Unanswered questions abound. What will Michael Howard’s leadership speech be about? How will the candidates to succeed him conduct themselves in what is in effect a beauty contest? The former leaders Iain Duncan Smith and William Hague are demanding their chance to add to the confusion by speaking from the platform. All party conferences contain a large element of unlicensed plotting. This time it will be licensed. The event will recall the Labour party conferences in the early 1980s, when speeches were focused on the activists assembled in the chamber rather than on the country at large.

All the candidates will have to respond to the civil war raging between the Conservative party in the country and the MPs at Westminster. The situation is most awkward for David Cameron, seen as the metropolitan candidate. Suspicions abound that part of Michael Howard’s motive for pushing through the leadership changes was to enhance Cameron’s chances, and scupper David Davis, a former party chairman with a bigger base in the constituency associations.

It is awkward territory, too, for Ken Clarke. The former chancellor made a classy entry into the context on Wednesday, with his announcement to Daily Mail readers that he would stand. But this formal arrival on the stage was preceded by a series of insulting remarks about ordinary party members; Clarke has much ground to make up. David Davis, the favourite, has adopted a policy of predatory inactivity. He thinks that the contest is his to lose, so he shows his hand as little as possible, on this and every other issue.

The one candidate to use the confusion to his advantage is Liam Fox, who announced on Tuesday that, if he were made leader, he would reverse the rule changes. Till now Fox’s chances have been written off, and his candidacy regarded as no more than a joke. He has played things cleverly, and put himself at the head of a powerful movement.

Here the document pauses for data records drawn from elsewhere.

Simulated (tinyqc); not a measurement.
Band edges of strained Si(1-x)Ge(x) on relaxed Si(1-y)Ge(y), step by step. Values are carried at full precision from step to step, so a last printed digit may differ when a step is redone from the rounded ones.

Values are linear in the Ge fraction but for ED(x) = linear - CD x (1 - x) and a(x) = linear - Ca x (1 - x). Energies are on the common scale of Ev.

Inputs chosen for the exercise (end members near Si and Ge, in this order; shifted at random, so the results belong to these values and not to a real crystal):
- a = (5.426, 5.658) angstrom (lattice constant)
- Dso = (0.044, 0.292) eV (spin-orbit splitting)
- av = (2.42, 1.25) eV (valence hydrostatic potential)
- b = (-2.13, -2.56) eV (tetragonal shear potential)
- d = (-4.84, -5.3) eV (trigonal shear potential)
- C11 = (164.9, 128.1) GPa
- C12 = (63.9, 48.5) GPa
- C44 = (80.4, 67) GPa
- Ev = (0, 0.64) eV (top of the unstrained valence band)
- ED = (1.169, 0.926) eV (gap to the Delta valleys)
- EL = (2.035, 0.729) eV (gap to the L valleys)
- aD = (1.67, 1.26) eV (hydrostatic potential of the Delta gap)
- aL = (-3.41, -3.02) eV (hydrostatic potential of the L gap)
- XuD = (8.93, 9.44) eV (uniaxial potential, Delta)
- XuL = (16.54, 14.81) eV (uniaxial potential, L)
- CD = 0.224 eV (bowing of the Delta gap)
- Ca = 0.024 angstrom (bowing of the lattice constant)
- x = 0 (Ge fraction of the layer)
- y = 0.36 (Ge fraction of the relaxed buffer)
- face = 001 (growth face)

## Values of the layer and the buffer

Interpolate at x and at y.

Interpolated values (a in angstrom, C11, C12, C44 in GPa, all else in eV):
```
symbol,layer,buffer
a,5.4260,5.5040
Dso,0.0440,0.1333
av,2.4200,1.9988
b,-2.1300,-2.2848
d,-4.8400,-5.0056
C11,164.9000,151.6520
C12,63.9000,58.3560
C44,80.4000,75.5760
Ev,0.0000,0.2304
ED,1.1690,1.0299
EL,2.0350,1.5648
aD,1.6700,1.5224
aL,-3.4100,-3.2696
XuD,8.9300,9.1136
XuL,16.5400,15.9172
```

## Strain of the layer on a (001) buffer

There is a great deal of sound sense behind this Tory party revolt. There are many costs to putting the choice of the next Tory leader in the hands of 200 MPs at Westminster. It is essential, if the Conservatives are to win the next election, for them to reach out to the voters they lost in 1997. Placing the decision in the hands of MPs alone means that Scotland, Wales and vast tracts of the inner cities will have no say in who the next leader is. Those areas where the Conservatives are already well represented — the Home Counties, the outer suburbs — are overwhelmingly dominant.

It is now clear that Michael Howard has failed in his attempt to hand over an efficient and modernised Conservative party to his successor. On the contrary, the first task of the next Tory leader will be to attend to the mutiny inside Tory ranks before taking the battle to the government.